Given my profession is there any doubt I would like diamonds. There is a large diamond going to be sold this month in Hong Kong that will probably create history. A lot of buzz going on about this beautiful diamond given its size and colour but I am going to leave talking about it till next month when I will update what it sells for.
However, there are diamonds I want to talk to you about. You may not know of them but they are part of the history of diamonds and man’s fascination with the pebbles of the earth.
The Star of South Africa an 83.50 carat crystal was found in 1869 near Orange River near Hopetown.
The crystal was cut into this 47.69 carat flawless pear shape as seen here in the detachable pendant by Cartier in 1910″s.
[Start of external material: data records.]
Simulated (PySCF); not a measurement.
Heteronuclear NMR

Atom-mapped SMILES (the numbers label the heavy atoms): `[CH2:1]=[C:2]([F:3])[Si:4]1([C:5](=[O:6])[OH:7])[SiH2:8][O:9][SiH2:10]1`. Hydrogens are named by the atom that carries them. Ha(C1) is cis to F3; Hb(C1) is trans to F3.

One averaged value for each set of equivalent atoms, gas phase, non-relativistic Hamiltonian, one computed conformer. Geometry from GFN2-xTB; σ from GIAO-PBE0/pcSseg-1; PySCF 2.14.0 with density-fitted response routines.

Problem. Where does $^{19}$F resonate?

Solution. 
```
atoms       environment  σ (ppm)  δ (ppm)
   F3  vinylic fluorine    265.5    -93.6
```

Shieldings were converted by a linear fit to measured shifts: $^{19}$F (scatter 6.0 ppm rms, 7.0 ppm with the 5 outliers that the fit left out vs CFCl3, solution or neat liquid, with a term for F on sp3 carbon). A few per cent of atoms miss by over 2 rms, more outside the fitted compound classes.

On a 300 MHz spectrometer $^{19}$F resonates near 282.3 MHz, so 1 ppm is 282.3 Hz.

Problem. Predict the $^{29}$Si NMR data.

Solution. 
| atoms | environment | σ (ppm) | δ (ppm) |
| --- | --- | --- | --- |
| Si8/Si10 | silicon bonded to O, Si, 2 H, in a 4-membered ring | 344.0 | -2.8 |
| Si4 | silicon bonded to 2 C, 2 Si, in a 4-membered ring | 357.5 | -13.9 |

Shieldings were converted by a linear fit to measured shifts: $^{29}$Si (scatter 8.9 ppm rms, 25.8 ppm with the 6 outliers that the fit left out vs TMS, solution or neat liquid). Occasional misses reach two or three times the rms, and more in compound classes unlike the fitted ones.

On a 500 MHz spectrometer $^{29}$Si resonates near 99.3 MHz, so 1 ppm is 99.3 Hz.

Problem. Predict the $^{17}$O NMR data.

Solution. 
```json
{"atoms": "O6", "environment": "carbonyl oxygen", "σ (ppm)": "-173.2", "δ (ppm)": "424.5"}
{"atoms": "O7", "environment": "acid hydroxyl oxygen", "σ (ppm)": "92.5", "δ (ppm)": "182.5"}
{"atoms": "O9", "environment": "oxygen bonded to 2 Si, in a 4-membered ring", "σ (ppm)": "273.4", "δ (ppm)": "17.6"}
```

The story of the discovery of this important diamond has some variations but in essence, it was bought from a shepherd, who had discovered it, by Schalk Van Niekark for the sum of 500 sheep, 10 cattle and 1 horse. Schalk then sold the Star rough “pebble for $56,000 in Hopetown. This diamond was important as it started the African diamond rush. The Star of South Africa was said to have been fashioned by Louis Hond. Today this is in a private collection.
The Star of South Africa was not the only important diamond to have passed through Schalk Van Niekark’s hand.
He also was instrumental in discovering the “Eureka” diamond which was the first diamond discovered in South Africa. There are conflicting stories but it is said that a 15 year old boy named Erasmus Jacobs, who found the crystal on the banks of the Orange River in 1866, kept it a while before he gave it to his farmer neighbour Schalk van Niekark whom he knew liked unusual stones.
This brilliant cut diamond is not exceptional, especially by todays standards, being of a brown yellow colouration with many imperfections and inclusions. The crystal was 21.25 carat rough finished down to a 10.73 carat faceted gems. It was identified by Dr. W. G. Atherstone of Grahamstown, one of the few people who knew anything about minerals and gems. I believe today it is the property of the Government of the Republic of South Africa.
Another interesting diamond is the Shah Jahan Diamond which is a 56.71 carat pink table cut octagonal shape. It has been confirmed by experts to have been worn in the turban of Shah Jahan in his miniature portrait done 1616-17. It is held in a private collection. The stone has two holes in it which allowed the sewing it into a turban.
There are many more interesting diamonds that I will be exploring in upcoming blogs for you. I hope you enjoy it as much as I.